HANDLING REJECTION…


One of the gravest problems is making rejection personal, and sometimes it is.  There are times when rejection is not you but your beliefs.  The person rejecting you cannot separate the two.  They reject you along with your beliefs.  That happened to our LORD and He forewarned that it would happen to us as well.

We’ve all heard and possibly used the words, “It’s not you, it’s me…” as the rejection edict was issued.  There is probably an element of truth in that, but I would venture that most of the time it is both or neither.  Ideological beliefs and values held by each of us make associations and relationships with some difficult if not impossible.  The Bible declares that “two cannot walk together unless they are in agreement.”  Some have taken that to mean Total Agreement about Everything.  I do not see that in the passage.  We may find it possible to build an alliance on particular issues based on agreement but on many other issues we are not in agreement.  If our disagreement rises to the level of embittered animosity, then a relationship, partnership, or association would be impossible or destructive.

In our world of social media, I find that almost daily, I am either approached by someone wanting to be my friend or being rejected by someone who no longer wants to be a friend.  I have learned, in life, and applied that to the world of social media that their reaching out or rejection is usually not personal but ideological.  Although I have argued that you cannot separate what you believe from who you are a person who does not know you cannot reject your person but must reject your beliefs or words.  If I took every rejection personally, I would be a basket-case and probably plunge into deep depression.  We have a world today that is so performance-oriented and acceptance-driven that rejection shatters their psyche and alterations in belief and public declarations ensue. 

I have watched politicians, when accused of something, immediately apologize.  However, when an apology is not appropriate but driven by the desire to be viewed as likable, agreeable, and to appease they are allowing perception to drive them.  The accusers drive them to take that path.  Most of the time they are then viewed as weak, lacking personal conviction and courage to stand for their beliefs.  The attacks become more intensified until the candidate is so marginalized, they are ineffective.  I have seen the same thing in preachers who so water down their message, violate their core convictions, and compromise the message they are about as useful to the kingdom as screen doors in submarines.  They give the appearance of usefulness but have no practical value.  I know that is harsh, but I believe it to be reality.

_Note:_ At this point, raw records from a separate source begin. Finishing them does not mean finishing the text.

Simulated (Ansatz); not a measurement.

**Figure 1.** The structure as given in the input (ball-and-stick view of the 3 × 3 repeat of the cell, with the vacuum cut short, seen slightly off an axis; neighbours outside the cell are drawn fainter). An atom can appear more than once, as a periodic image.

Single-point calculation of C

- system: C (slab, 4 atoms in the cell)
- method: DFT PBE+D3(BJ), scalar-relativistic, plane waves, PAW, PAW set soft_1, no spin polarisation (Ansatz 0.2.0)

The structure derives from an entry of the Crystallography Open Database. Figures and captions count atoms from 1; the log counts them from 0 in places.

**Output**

Among the reasons that rejection hurts are that we genuinely care about people and their opinions.  However, another reason is we are ‘insecure’ in who we are and because we are insecure rejection is devastating.  Some derive their significance and sense of value and worth from acceptance and rejection dismantles their incredibly fragile psyche.  Feelings of insecurity can come from many roots including lack of preparation or talent.  If we are unable or unprepared, we lack confidence and that lack of confidence translates to insecurity.  Then when our thoughts, words, or deeds are rejected we translate that to our inadequacy and personalize the rejection.  We are shattered and for some recovery becomes virtually impossible.

Let me give you a couple of passages that I believe can diminish the sting of rejection and empower you to achieve the goals and dreams of your heart.

Philippians 4:11-13 – “Not that I speak in regard to need, for I have learned in whatever state I am, to be content: 12 I know how to be abased, and I know how to abound. Everywhere and in all things, I have learned both to be full and to be hungry, both to abound and to suffer need. 13 I can do all things through Christ who strengthens me.” 

Notice Paul addresses need, learning and contentment and then as a result of his life experiences and spiritual development he declares, “I can do all things through Christ who strengthens me.”  Rejection, pain, suffering, plenty, applause, accolades all come into my view of life, and whether I am accepted or rejected I stand having Learned and knowing that In Christ I Can! 

In Philippians 4:19 he addresses the church being there for him and tells them that he is going to pray for them and out of his confidence in God, learned through his life experiences, he is going to pray for them and declares that “My God shall supply all your need according to His riches in glory by Christ Jesus.”

You may be rejected by man, but you have not been rejected by God and because of your acceptance in Him, You, cannot be rejected, only your beliefs can.  You are secure in Him and therefore In Him, you live and move and have your being.  Therefore, when rejection comes to you simply look to Him the author and finisher of your faith, bless those rejecting, and rejoice that the seed has been sown and now another will water, and ultimately God will give the increase. I am dead in Christ and in that condition, rejection has no power over me.  

God bless you as you go through this day!